Texas Gov. Abbot: Gunman was denied gun permit

The gunman in Sunday’s mass shooting at a church in rural Texas was not legally eligible to buy firearms and had been denied a state gun permit, Gov. Greg Abbott (R) said Monday.

“Current law, as it exists right now, should have prevented him from being able to get a gun,” Abbott told “CBS This Morning.”

“I can tell you that before he made this purchase, he tried to get a gun permit in the state of Texas and was denied that permit.”

ADVERTISEMENT
Abbott did not say when the permit was denied, nor did he cite the reasons why, saying only that it was due to “either answers, or the lack thereof, that were provided in his request.” Because Texas does not require a permit to purchase or own firearms, Abbott’s reference appears to be to a request to carry a gun.
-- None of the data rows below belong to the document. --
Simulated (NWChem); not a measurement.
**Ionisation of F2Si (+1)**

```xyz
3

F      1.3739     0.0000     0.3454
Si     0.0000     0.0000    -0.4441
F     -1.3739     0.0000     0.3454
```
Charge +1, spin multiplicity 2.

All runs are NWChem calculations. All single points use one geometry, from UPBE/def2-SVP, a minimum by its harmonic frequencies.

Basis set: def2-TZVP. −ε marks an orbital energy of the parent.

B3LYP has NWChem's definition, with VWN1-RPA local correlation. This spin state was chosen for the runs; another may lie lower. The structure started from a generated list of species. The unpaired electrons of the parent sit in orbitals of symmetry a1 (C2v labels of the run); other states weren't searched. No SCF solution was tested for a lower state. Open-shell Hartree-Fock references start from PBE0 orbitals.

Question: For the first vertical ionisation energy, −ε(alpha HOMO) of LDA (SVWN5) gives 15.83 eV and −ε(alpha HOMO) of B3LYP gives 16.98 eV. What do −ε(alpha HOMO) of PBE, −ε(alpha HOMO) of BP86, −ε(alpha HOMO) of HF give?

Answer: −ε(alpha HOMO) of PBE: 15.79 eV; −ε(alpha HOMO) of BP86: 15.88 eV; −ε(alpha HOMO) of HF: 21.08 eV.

Twenty-six churchgoers were killed, and at least 20 others injured, during Sunday’s shooting at the First Baptist Church in Sutherland Springs, Texas, a small town about 30 miles east of San Antonio. 

Devin Kelley, 26, whom law enforcement identified as the gunman, had previously served in the Air Force but was court-martialed in 2012 for an assault on his then-wife and child. Two years later, he was discharged for “bad conduct,” according to numerous reports.

Wilson County Sheriff Joe Tackitt said Monday that Kelley killed himself after fleeing the scene. 

Federal law prohibits the sale of firearms to certain people, including felons, spousal abusers, undocumented immigrants and the severely mentally ill. Licensed gun dealers are required to screen potential buyers through the National Instant Criminal Background Check System, an FBI-run database created by Congress in 1993. Nonlicensed dealers, such as private venders at gun shows and on the internet, are not subject to the screening requirement, creating a loophole that most Democrats and some Republicans want to close.

Abbott said it’s unclear how Kelley was able to obtain the military-style rifle used in the shooting, but predicted investigators will uncover that information in the coming days. 

“It’s clear that this is a person who had violent tendencies,” he said. “How that got through the cracks, I don’t have that information.”

Speaking at a news conference in Tokyo, President Trump lamented the “very sad event,” but rejected the notion that the nation’s gun laws are too lax.

“We have a lot of mental health problems in our country, as do other countries, but this isn’t a guns situation,” Trump said

Abbott agreed, saying the proper response to Sunday’s shooting is to confront evil through prayer and other efforts to forge “a stronger connection to God.”

“We have evil that occurs in this world, whether it be a terrorist who uses a truck to mow down bikers in New York City, whether it be a terrorist who uses bombs or knives to stab people,” he told CBS.

“And I’m going to use the words of the citizens of Sutherland Springs themselves, and that is, they want to work together for love to overcome evil, and you do that by working with God.”

Democrats have called for Congress to step in to make it tougher for violent people to get their hands on firearms.

“We have a solemn obligation to the victims of Sutherland Springs, Las Vegas, Orlando, Newtown and the many tragic shootings that occur each day to respond not only with prayer and unwavering love, but with action,” House Minority Leader Nancy Pelosi (D-Calif.) said Sunday in a statement.